Explanation regarding the imports

fitz (PyMuPDF): A library for PDF document handling. It allows you to open, read, and manipulate PDF files.
PIL (Pillow): Python Imaging Library used for opening, manipulating, and saving image files.
io: A core Python module providing the tools to handle various types of I/O operations, used here to handle in-memory binary streams.
numpy: A library for numerical operations in Python, used here to perform image comparisons.

The script performs two main tasks:

Image Validation:

Function: validate_pdf_images(pdf_path, expected_images_paths)
Process:
- Extracts images from the PDF using PyMuPDF.
- Compares each extracted image with expected images using image resizing, grayscale conversion, and mean squared error (MSE) for similarity measurement.
Outcome: Prints whether all images match the expected images.

Text Validation:

Function: validate_partial_text_in_single_page(pdf_path, expected_texts)
Process:
- Extracts text from the single page of the PDF using PyMuPDF.
- Normalizes the text (lowercase, removes extra whitespace).
- Checks if specific expected text snippets are present in the normalized extracted text.
Outcome: Prints whether all expected text snippets are found in the PDF.
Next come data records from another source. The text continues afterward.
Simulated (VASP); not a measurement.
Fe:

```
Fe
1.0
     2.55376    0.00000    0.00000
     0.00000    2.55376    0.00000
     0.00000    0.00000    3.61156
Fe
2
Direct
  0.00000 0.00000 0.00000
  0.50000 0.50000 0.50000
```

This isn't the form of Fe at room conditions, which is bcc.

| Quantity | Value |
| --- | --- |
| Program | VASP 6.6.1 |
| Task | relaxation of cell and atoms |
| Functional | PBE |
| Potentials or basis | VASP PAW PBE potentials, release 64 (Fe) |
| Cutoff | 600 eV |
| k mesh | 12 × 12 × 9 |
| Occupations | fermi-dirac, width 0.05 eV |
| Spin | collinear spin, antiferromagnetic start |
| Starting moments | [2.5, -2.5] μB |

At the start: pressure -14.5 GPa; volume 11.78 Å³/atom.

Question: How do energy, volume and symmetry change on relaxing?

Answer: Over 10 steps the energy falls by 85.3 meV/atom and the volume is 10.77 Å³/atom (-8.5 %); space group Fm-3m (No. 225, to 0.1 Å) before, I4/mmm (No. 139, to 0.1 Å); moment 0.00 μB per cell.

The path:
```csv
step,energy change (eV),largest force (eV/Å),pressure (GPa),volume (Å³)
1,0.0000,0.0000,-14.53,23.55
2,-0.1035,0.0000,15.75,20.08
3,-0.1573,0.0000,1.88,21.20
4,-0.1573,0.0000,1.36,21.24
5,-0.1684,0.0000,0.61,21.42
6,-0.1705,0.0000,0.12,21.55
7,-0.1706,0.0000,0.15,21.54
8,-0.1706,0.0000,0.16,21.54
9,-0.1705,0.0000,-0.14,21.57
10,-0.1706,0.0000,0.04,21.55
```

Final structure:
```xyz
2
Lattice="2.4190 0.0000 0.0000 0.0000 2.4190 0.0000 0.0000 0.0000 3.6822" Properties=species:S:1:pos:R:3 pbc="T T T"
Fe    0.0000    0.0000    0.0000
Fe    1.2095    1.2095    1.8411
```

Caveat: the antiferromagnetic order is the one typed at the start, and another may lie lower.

The collection of texts in this example is a list, but you can make this more easy for business analyst and create functionality in excel

Integrating with CI/CD

name: PDF Validation

on:
  push:
    branches:
      - main
  pull_request:
    branches:
      - main

jobs:
  validate_pdf:
    runs-on: ubuntu-latest
    steps:
    - name: Checkout repository
      uses: actions/checkout@v2

    - name: Set up Python
      uses: actions/setup-python@v2
      with:
        python-version: '3.x'

    - name: Install dependencies
      run: |
        python -m venv pdf_test_env
        source pdf_test_env/bin/activate
        pip install pymupdf pillow numpy

    - name: Run PDF validation script
      run: |
        source pdf_test_env/bin/activate
        python validate_pdf.py

The run in github actions

The image check is successful, bear in mind that I put the threshold on 0.60. Make sure to create a good expected image to compare

 def compare_images(img1, img2, threshold=0.60):

As you can see in my github actions log the text snippet failed info@bsure-digital.n44 instead of info@bsure-digital.nl

Integration with selenium/playwright/cypress

This open source functionality can work together with testautomation web applications that generate PDFs. Let’s say you download the pdf and then use this open source functionality as a separate pipeline to validate the content. This can be a business case

The demo example

I created a demo example here

https://github.com/learn-automated-testing/pdftesterpython

Conclusion

Automating PDF validation in your CI/CD pipeline ensures that every PDF your application generates meets the required standards, saving time and preventing errors. By using open-source tools like PyMuPDF, Pillow, and NumPy, along with Python’s flexibility, you can create a robust validation process that integrates seamlessly into your development workflow and integrate this to your test automation ui api or whatever.With this setup, you can confidently deploy updates knowing that your PDFs are accurate and error-free, enhancing the reliability of the application.